Debugging Node.js Memory leak on Production via Shadowed traffic

Aurelijus Banelis
home24 technology
Published in
7 min readJan 25, 2021
Room as  background with various charts. Text: Debugging Node.js Memory leak on Production via Shadowed Traffic. At home24

Memory leaks are hard to debug, especially when using programming languages with garbage collection. At home24 we had quite a journey searching for the cause of 139 exit codes from crashed docker containers.

The outcome of the debugging was not only the fixed bug, but also an example how tools outside of the JavaScript ecosystem can help in debugging JavaScript code.

So let’s start the journey…

In the beginning, it was just a 5xx status codes

Number of crashed docker containers via AWS CloudWatch metrics

In a Web service world, there is a convention to respond with 500–599 HTTP status codes when there is a nonrecoverable problem in the application itself. Therefore most popular Node.js applications (e.g. Express) and AWS Load balancers also implement this behavior.

What cannot be found and fixed via Unit tests while still in development, ends up in 5xx exit codes in a live environment. For code logic errors — it is repetitively easy to fix because those are deterministic: with the same input and context, we should get the same error. But there are other issues like failed network, hardware and… insufficient memory management. We still get the same 5xx error codes but fix range from wait-and-retry to long story ahead.

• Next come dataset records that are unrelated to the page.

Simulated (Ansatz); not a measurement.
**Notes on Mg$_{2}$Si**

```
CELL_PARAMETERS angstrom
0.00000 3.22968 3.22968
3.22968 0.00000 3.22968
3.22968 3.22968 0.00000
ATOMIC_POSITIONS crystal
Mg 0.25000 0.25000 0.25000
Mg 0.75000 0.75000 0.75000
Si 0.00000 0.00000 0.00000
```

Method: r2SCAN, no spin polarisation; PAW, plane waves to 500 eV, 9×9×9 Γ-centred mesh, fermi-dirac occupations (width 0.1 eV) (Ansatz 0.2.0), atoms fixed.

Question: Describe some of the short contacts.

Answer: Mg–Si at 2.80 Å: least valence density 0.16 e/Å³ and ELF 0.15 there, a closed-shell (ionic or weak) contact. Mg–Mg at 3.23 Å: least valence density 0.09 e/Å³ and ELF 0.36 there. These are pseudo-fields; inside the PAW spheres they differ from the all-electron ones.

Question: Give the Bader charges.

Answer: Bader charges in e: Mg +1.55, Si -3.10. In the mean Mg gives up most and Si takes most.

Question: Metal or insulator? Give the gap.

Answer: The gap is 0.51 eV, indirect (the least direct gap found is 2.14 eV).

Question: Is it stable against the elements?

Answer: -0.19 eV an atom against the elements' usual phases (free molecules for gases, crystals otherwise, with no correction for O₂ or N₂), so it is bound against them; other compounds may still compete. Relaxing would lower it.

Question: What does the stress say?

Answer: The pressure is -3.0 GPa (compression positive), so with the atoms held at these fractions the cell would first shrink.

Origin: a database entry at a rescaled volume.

Memory leaks in a docker container world

Example of memory leak issue delegating to other teams

If you are coming from bare metal Node.js applications, you would probably say “just restart pm2 and it is fixed”. But it does not work in the world of containerized applications because:

  • There is ecs-agent, kubernetes, docker or other hypervisors that would restart the application instead of pm2
  • restarting application mitigates outcome, but we are still paying for more CPU or memory of a not optimized application

In home24 we are trying to innovate fast and take advantage of the best programming language for the task, so we are using docker extensively. At first, we tried to increase the memory of the containers (think bigger servers), but it just postponed the issues.

Advertisement about discounts before Black Friday weekend

Black Friday (biggest sale of the year) was coming, so “just postpone” was not a viable solution. Frontend team was already filled with tasks of creating new features and fixing “reproducible” errors, so memory leak issue was delegated to Scaling team —a team that was more familiar with AWS infrastructure than with internals of Node.js/JavaScript.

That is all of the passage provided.